I would like to ask a question about lags I've included however I believe it's better if I first give you some more insight information about my topic.
My hypothesis is ''the positive sentiment spread via Twitter can predict increasing movements on the stock market. So I've gathered approximately 60.000 'positive'tweets over a period from the 8th of October to the 18th of October (intraday, by the hour and excluded the weekend 12 and 13 October). In the named period I gathered tweets from 09:00 am to 04:00 pm about 98 stocks I randomly picked from the S&P 500. For instance, I picked Apple and if I wanted the tweets about the financials of Apple I searched for $AAPL (since when a tweets is sent mentioning a firm's financials the ticker symbol is used preceded by a dollar sign). The program I used immediately labeled it as a positive or negative tweets.
To clarify, I looked at the quantity of tweets that was sent by the hour. In total I have 72 periods for 97 firms making it 6984 observations.
I created a dummy variable since I wanted to look at the strength of social network instead of the original news media. So for all the firms that were explicity in the (financial) news over the period 10-08-2013 to 10-18-2013 I created a dummy.

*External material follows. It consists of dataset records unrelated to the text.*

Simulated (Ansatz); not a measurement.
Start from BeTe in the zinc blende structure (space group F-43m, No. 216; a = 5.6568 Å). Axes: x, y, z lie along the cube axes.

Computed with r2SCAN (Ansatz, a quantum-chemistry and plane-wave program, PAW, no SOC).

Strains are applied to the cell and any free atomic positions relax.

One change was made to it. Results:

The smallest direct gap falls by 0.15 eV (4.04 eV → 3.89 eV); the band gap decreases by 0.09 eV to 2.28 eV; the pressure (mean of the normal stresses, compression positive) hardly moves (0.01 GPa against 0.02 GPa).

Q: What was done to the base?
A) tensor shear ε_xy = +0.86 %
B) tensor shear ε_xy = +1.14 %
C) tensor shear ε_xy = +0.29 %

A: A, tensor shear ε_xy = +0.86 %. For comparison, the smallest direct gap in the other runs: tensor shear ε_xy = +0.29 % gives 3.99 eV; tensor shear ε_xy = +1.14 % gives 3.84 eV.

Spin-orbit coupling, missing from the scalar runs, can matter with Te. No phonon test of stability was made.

After collecting the tweets, I collected the matching stock quotes. Since they were not stationary I used the first differences and created panel data.
After doing the Hausman test I concluded that I had to use the fixed effects model. But after running the regression, I came to the conclusion that I have lots of serial correlation. So I included three lags for the dependent variable (returns) and independent variable (tweets) in order to get my Durbin - Watson statistic above 2. As shown below.
However, I find it very difficult to interpret the results especially since the t value are so high. I understand that it is difficult to draw a general conclusion with only one independent variable but could someone help me? What can I conclude from the regression with inclusion of the lags?
Thanks in advance for your time, very much appreciated!